■CapRock Partners’ 1.2 million-square-foot building is set for late July or August opening.
■ Visalia’s unemployment rate is 10.2% compared to Fresno’s 8.2%.
■Builder says it doesn’t look at Fresno for new construction.
Five months after announcing a new mega-warehouse for the city of Visalia, the Southern California developers anticipate being finished on the 1.2 million-square-foot building by summer.
It was that efficiency as well as the city’s labor pool that attracted Newport Beach-based CapRock Partners to Visalia, said Bob O’Neill, senior vice president with the company.
“It’s got a very strong labor (pool) as well as a city that is business friendly and wants to see growth in their city,” said O’Neill. “Those are two very important things.”
1.2 Million SF Building the First of Four
The new building is one of four to be built at 4001 N. Plaza Dr, in the Visalia Industrial Park. Not too far away, CapRock Partners also built two Amazon distribution centers.
Walls have been tilted up and the roof work has begun on the site. While they don’t yet have a tenant, the best-suited company would be in distribution, O’Neill said.
Distribution is booming in Visalia, with not only the two Amazon sites but also United Parcel Service and JoAnn’s Fabrics, among others.
However, distribution growth has stuttered nationally.

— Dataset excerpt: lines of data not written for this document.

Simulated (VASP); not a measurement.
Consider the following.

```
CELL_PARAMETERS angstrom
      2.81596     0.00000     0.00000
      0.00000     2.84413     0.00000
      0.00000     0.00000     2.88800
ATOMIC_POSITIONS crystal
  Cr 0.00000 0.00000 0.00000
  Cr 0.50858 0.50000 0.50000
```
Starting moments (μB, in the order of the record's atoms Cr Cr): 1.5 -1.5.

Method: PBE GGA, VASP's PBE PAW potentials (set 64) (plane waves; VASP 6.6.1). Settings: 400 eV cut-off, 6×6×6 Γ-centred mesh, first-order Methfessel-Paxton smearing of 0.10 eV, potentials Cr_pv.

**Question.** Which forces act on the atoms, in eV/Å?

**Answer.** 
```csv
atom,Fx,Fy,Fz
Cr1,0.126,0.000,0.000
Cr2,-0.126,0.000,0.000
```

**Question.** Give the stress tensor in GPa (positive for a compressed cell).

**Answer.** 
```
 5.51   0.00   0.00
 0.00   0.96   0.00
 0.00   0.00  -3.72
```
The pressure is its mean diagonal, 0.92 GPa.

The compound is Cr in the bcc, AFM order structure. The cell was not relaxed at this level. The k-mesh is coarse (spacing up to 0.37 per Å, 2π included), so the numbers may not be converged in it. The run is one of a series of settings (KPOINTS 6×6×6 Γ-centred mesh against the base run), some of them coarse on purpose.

UPS announced plans in January to cut 12,000 jobs — mostly management and non-union jobs. In the January earnings call, UPS chief executive Carol Tomé said 2023 had been a “difficult and disappointing year.”
Regardless, O’Neill believes that e-commerce is a growth market.
“We know that the American consumer is going to continue online shopping,” O’Neill said. “I can’t comment on the UPS layoffs, whatever right-size thing they’re going through. And, as far as Amazon, they did slow down for a period. … I can tell you in other markets, we have seen them re-engage, absorbing new distribution space. And, so that’s a phenomenon that we’ve experienced in other markets.”
Visalia Can Service Oakland, Long Beach Ports in a Day
From a distribution standpoint, trucks leaving Visalia can get to ports in Oakland or Long Beach and back in less than a day, O’Neill said.
“Which is a really unique feature of the Visalia area because it’s one of the only locations in the state of California that can service both ports in one day,” O’Neill said.
With an unemployment rate well above that of California or even Fresno, Visalia has a labor market that major employers can absorb. In December 2023, unemployment in the Visalia-Porterville area continued to climb, reaching 11.2%, compared to California’s 5.1% and Fresno’s 8.2%.
Employment at the new site will depend on who signs a lease or purchase contract, but those can result in hundreds to as many as 2,000 jobs.
Devon Jones, economic development manager for Visalia, said the Visalia Industrial Park has become the community’s economic engine. He added that industrial development diversifies the job market.
“The primary jobs that it creates import new money into the local economy for circulation,” Jones said. “This leads to an increase in local jobs and local buying power which fuels housing growth, which in turn increases demand for services such as retail.”
Investing in Cities Where It’s Welcomed
O’Neill said they haven’t looked at building in Fresno because of the perceived difficulty of developing there. However, they have looked into investing in existing buildings.
“Fresno’s a little different because they’re not as welcoming to new industrial development, especially in the western part of Fresno,” O’Neill said.
For example, Fresno City Councilmember Miguel Arias appealed the $120 million Scannell industrial project in southwest Fresno after the company finished its environmental impact report.
“It’s a pretty clear message that, look, we want to go where we’re welcomed and where municipalities see the benefit of what we’re doing with the jobs,” O’Neill said.
CapRock Adapting Warehouse to Meet Future Environmental Needs
Environmental concerns lead to many objections to industrial development as trucks are integral to e-commerce. However, O’Neill says that developers are working to reduce the impact of logistics on neighborhoods.
Designating truck routes keeps vehicles out of neighborhoods, and trucks are getting cleaner. In addition, port authorities have prohibited old diesel trucks from entering.
In anticipation of electrification requirements set by the state, CapRock is laying electrical conduits for truck chargers. By doing that work now, future operators won’t have to trench into concrete to lay wiring. They also reinforced the building’s roof to support solar panels.
After the first building is completed and leased, the company will begin work on the second building. O’Neill anticipates that will be the second or third quarter of 2025.